The first time I actually met Robby Russo and introduced myself, his response was, “So you are that shitty reporter writing all that shit about us!” We later came to terms and he shared the results of his own “internal affairs” investigation with his own DUI data. This data didn’t correspond with the data we received from a GRAMA request we conducted with Holladay Court. We last reported on this story 14 months ago, so why should we bring it up again?
We adhere to and believe what Benjamin Franklin had to say about free speech in 1784, that “A society only maintains its freedom when there is free speech, and any deterrent to free speech is a deterrent to freedom.”
We live in a freedom-loving country. Long live our rights to speak out and not be silenced. And hopefully, long live the media that is not afraid to report the truth and those courageous individuals who speak out for truth and justice, like Lani Roberts, Kyle 2K, Janalee Tobias, Jim Stojack, and Beau Babka—who all spoke out against this injustice for years despite the personal and political harm it caused them.
Even after Jim Stojack had collected over 2,000 signatures from residents who were speaking out against the “CHPD’s heavy-handed treatment,” the Canyon Inn closed for good in October 2015.
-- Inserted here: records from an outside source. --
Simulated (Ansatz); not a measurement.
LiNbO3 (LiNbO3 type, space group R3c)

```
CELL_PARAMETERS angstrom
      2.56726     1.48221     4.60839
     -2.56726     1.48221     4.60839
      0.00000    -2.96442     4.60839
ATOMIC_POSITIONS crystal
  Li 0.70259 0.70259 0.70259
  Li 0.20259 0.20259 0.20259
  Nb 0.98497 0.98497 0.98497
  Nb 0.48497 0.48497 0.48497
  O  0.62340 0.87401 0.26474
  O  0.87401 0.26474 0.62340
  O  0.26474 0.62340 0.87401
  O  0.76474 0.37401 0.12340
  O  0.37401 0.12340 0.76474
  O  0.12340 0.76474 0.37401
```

I have heard from several people that this story has been repeated numerous times across the United States because local municipal police departments are maintained with little to no actual oversight in our judicial system. This needs to change. The power of the developosauruses needs to be held in check.
Utah Stories is very grateful to all the men and women in blue who courageously work for our public safety as police officers. We know that the majority of police officers are honorable public servants who deserve our respect and gratitude.